A06: Detecting Spam Comments
Using this dataset, build a random forest classifier that accurately (>= 95% accuracy) detects spam YouTube comments. Use all the data files, totalling 1956 rows.
You are also required to demonstrate a few extra features:
- use of scikit-learn’s pipeline feature to sequence together several processing steps (e.g., bag-of-words, then tfidf, then random forest)
- use of scikit-learn’s
GridSearchCVto search for optimal parameter values for bag-of-words, tfidf, and random forest parameters
- use of scikit-learn’s save model feature to save the random forest model and bag-of-words dictionary and reload them to predict spam/not-spam for a new comment not in the dataset (make one up)

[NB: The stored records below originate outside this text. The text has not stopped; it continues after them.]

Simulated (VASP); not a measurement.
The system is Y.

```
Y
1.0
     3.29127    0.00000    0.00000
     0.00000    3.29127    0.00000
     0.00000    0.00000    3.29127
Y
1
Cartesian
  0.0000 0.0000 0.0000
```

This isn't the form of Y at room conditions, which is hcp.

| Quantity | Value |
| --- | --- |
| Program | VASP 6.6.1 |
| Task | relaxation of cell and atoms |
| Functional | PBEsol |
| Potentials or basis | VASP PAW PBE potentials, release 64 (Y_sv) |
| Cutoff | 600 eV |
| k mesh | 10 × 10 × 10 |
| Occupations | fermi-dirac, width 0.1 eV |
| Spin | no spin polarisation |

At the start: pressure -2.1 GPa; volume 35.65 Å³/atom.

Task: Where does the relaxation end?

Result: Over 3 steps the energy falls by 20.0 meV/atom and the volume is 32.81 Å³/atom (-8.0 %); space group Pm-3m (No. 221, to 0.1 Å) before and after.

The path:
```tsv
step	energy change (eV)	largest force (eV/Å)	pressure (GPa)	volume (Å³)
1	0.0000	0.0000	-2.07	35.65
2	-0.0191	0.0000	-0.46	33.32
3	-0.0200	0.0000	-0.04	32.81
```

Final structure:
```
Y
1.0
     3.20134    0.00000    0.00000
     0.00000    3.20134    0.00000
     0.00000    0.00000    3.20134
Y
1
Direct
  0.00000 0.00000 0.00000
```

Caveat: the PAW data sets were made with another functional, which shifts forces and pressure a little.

Produce a single PDF or Jupyter notebook that includes the following:
- Code for all steps.
- Loading the dataset, building a pipeline, performing a grid search for parameters, saving the models and reloading the models, predicting a single new comment.
- 5 pts: All deliverables present.
- 4 pts: All deliverables present except the model saving and reloading.
- 3 pts: All deliverables present except the model saving and reloading and grid search.
- 2 pts: Inappropriate dataset cleaning and processing, but most code is correct.
- 0-1 pts: Inappropriate dataset cleaning and processing and most code is incorrect.